I know of no spot where such variety may be seen in so small a compass. Rich and poor, from the almost naked to the almost naked lady (of fashion, of course.) "Oh crikey, Bill," roared a chimney-sweep in high glee. The villain turned a pirouette in his rags, and in the centre mall of the Garden too; he finished it awkwardly, made a stagger, and recovered himself against—what?—"Animus meminisse horret"—against a lady's white gown! But he apologized. Oh, ye gods! his apology was so sincere, his manner was so sincere, that the true and thorough gentleman was in his every act and word. (Mem. merely as a corroboration, the lady forgave him.) What a lesson would this act of the man of high callings (from the chimney-tops) have been to our mustachioed and be-whiskered dandies, who, instead of apologizing to a female after they may have splashed her from head to foot, trod on her heel, or nearly carried away her bonnet, feathers, cap, and wig, only add to her confusion by an unmanly, impudent stare or sneer!
But to the Garden again. I like it much; it is replete with humour, fun, and drollery; it contributes a handsome revenue to the pocket of his Grace the Duke of Bedford, besides supplying half the town with cabbages and melons, (the richest Melon on record came from Covent-Garden, and was graciously presented to our gracious sovereign.)
The south side appears to be devoted to potatoes, a useful esculent, and of greater use to the poor than all the melons in christendom. Here kidneys and champions are to be seen from Scotland, York, and Kent; and here have I observed the haggard forms of withered women
"In rags and tatters, friendless and forlorn,"
creeping from shop to shop, bargaining for "a good pen'orth of the best boilers;" and here have I often watched the sturdy Irishman walking with a regular connoisseur's eye, peeping out above a short pipe, and below a narrow-brimmed hat,—a perfect, keen, twinkling, connoisseur's eye, critically examining every basket for the best lot of his own peculiar.

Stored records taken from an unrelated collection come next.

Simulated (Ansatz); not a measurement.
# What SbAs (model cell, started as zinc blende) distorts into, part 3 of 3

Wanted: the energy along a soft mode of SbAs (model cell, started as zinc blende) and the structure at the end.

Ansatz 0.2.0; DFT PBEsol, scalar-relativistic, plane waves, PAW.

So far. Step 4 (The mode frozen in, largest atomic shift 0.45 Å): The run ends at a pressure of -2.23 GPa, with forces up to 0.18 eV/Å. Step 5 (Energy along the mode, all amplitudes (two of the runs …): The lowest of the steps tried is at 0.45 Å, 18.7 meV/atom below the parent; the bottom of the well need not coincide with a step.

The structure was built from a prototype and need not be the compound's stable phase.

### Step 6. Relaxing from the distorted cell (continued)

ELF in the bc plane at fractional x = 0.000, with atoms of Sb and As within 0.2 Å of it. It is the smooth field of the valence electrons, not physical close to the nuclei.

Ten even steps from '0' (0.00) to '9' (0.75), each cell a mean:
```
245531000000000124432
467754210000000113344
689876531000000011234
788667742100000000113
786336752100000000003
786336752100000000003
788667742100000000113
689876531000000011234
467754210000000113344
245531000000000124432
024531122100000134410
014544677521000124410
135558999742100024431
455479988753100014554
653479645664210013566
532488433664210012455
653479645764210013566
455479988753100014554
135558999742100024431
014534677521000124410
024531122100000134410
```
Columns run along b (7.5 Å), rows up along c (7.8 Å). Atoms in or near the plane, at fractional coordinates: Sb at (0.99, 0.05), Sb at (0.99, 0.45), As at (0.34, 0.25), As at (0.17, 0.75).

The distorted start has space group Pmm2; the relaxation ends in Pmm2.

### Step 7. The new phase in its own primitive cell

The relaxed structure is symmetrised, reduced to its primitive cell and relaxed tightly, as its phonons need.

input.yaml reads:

Now let us take a retrospective view of this our noble theme, and our interest will be the more strengthened thereon. All the world knows that a convent stood in this neighbourhood, and the present market was the garden, undè Convent Garden; would that all etymologists were as distinct. Of course the monastic institution was abolished in the time of Henry VIII., when he plundered convents and monasteries with as much gusto as boys abolish wasps-nests. After this it was given to Edmund Seymour, Duke of Somerset, brother-in-law to Henry VIII., afterwards the protector of his country, but not of himself for he was beheaded in 1552. The estate then became, by royal grant, the property of the Bedford family; and in the Privy Council Records for March, 1552, is the following entry of the transfer:—"A patent granted to John, Earl of Bedford, of the gifts of the Convent Garden, lying in the parish of St. Martin's-in-the-Fields, near Charing Cross, with seven acres, called Long Acre, of the yearly value of 6l. 6s. 8d. parcel of the possessions of the late Duke of Somerset, to have to him and his heirs, reserving a tenure to the king's majesty in socage, and not in capite." In 1634, Francis, Earl of Bedford, began to clear away the old buildings, and form the present square; and in 1671, a patent was granted for a market, which shows the rapid state of improvement in this neighbourhood, because in the Harleian MSS., No. 5,900, British Museum, is a letter, written in the early part of Charles II., by an observing foreigner to his friend abroad, who notices Bloomsbury, Hungerford, Newport, and other markets, but never hints of the likelihood or prospect of one being established in Covent Garden; yet before Charles's death the patent was obtained. It is a market, sui generis, confined mostly to vegetables and fruits; and the plan reflects much credit upon the speculative powers of the noble earl who founded it.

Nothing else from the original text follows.